Timothy McNulty, the mayor’s spokesman said, “The city and its outside legal counsel have always expected this would be a long legal fight and will continue to fight for the right to take common sense steps to prevent future gun violence. We will appeal.”

The plaintiffs, Firearm Owners Against Crime, Firearm Policy Coalition Inc., Firearm Policy Foundation and three individuals — Matthew Boardley, Saadyah Averick and Fred Rak — had filed a lawsuit against the city after they passed the ordinances earlier this year.

Firearms Industry Consulting Group’s attorney, Joshua Prince said, “They knew that these ordinances were unlawful, and they passed them anyway. Therefore, city council members are not some special class of citizens,” KDKA 2 News reported.

“Only the General Assembly can regulate firearms and ammunition,” Prince added.

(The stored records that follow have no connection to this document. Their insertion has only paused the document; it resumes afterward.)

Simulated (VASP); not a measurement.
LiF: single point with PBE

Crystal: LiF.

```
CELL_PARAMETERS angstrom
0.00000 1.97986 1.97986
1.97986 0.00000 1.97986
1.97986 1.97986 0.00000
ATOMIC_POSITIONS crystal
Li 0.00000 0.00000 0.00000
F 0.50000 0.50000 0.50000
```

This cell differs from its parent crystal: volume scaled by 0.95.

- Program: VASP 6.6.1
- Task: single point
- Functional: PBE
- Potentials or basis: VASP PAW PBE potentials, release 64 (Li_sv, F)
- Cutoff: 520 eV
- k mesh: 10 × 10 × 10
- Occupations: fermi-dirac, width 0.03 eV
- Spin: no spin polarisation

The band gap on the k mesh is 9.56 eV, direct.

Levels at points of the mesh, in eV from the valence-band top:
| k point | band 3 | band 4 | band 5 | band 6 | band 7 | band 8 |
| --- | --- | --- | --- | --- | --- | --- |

Back in March, Kim Stolfer, president of the group Firearms Owners Against Crime, said, “They certainly are trying to tap dance around the reality that what they’re doing is illegal. The right to bear arms and the preemption law are inseparably intertwined, and the city, no matter how hard they try, cannot take any action in this field of law. What they’re doing is a deprivation of rights.”

Jason Ouimet, executive director of the NRA’s Institute for Legislative Action said, “This is a huge victory for law-abiding gun owners and everyone who values freedom in the Keystone state. Cases like this underscore the peoples’ need for judges who will faithfully interpret the law in defense of their rights and liberties.”